No. 1 overall pick Casey Mize agreed Monday to a minor league contract with the Detroit Tigers that includes a $7.5 million signing bonus, the highest for any drafted player since 2011.
Detroit didn’t go into much detail about its 2018 plan for Mize, but it certainly sounds as if he’ll pitch in the organization at some point soon.
“We pretty much know what we’re going to do,” said Scott Pleis, the team’s director of amateur scouting. “We’re going to figure that out – how many innings, how that’s going to work out, when he’s going to do it. So all the stuff will be mapped out.”
Alex Faedo, a right-hander drafted by the Tigers in the first round last year, did not start his minor league career until this season. He’s at Double-A Erie now.
In 17 starts at Auburn this year, Mize went 10-6 with a 3.30 ERA. The 6-foot-3 junior averaged 12.24 strikeouts per nine innings. The Tigers took him with the No. 1 draft pick earlier this month. His bonus in the highest for a player since Aug. 15, 2011, when pitcher Gerrit Cole agreed to an $8 million bonus with Pittsburgh and outfielder Bubba Starling struck a $7.5 million deal with Kansas City.

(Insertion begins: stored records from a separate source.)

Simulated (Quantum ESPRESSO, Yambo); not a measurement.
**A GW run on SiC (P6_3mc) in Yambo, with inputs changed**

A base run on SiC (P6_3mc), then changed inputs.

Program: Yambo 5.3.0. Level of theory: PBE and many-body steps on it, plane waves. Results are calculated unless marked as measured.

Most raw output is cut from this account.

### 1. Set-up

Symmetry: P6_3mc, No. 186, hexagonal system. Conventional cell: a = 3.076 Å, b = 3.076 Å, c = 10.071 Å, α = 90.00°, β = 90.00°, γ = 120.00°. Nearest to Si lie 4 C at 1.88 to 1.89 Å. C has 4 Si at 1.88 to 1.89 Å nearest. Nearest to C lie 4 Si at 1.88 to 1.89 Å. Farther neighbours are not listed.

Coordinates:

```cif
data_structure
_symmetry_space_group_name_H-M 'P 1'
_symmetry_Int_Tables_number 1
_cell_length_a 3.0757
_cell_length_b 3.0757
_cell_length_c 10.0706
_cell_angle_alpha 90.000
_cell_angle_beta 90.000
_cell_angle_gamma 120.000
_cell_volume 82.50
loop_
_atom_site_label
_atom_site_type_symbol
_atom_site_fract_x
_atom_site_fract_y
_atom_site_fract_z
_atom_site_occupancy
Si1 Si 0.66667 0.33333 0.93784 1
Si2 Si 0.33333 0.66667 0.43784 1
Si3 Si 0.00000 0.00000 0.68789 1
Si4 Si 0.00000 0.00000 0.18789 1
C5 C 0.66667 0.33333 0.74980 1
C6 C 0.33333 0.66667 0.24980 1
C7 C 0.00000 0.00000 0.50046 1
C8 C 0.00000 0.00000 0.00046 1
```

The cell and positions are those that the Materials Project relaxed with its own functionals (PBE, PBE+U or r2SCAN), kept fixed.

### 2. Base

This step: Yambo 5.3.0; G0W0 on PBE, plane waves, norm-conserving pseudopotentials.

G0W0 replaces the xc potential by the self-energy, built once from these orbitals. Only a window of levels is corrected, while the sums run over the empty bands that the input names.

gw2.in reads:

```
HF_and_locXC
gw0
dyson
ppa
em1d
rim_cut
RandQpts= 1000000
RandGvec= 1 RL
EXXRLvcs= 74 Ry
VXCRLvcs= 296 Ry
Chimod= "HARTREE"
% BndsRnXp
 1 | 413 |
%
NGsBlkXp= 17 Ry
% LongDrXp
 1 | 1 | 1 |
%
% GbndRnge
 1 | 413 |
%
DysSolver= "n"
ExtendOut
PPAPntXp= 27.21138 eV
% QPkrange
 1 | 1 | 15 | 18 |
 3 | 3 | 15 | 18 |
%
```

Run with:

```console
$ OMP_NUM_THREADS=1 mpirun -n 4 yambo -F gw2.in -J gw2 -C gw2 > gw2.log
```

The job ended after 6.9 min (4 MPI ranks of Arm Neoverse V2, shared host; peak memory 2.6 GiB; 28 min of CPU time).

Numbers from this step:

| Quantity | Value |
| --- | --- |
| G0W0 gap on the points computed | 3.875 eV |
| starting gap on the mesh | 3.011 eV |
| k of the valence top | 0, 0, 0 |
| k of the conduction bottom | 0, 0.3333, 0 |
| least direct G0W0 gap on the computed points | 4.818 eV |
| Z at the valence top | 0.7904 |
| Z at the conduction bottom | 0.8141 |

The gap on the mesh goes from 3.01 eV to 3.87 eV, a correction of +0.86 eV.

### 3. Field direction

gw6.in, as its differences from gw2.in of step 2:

Mize’s bonus is below his $8,096,300 slot value. In three seasons at Auburn, Mize went 20-13 with a 2.96 ERA, 324 strikeouts and 43 walks.
The Tigers also agreed with Texas second baseman Kody Clemens, the youngest son of seven-time Cy Young winner Roger Clemens, on a deal with a $600,000 signing bonus. Detroit took him in the third round.
Shortly after Detroit announced the deal with Mize, the Tigers held a news conference with him at Comerica Park. He also had a chance to go on the field and interact with players.
“A little nervous to even go play catch,” Mize said. “I felt a part of it a little bit, which was an awesome feeling. Even stepping in the dugout, and kind of just seeing the stadium. I don’t know – it was really cool.”
Mize was asked about any players he may have tried to emulate growing up. His answer never played for the Tigers – but it’s someone who did go to high school in Michigan.
“There is a guy that I grew up idolizing, but he’s not a pitcher,” Mize said. “I loved Derek Jeter growing up, because I played shortstop as well.”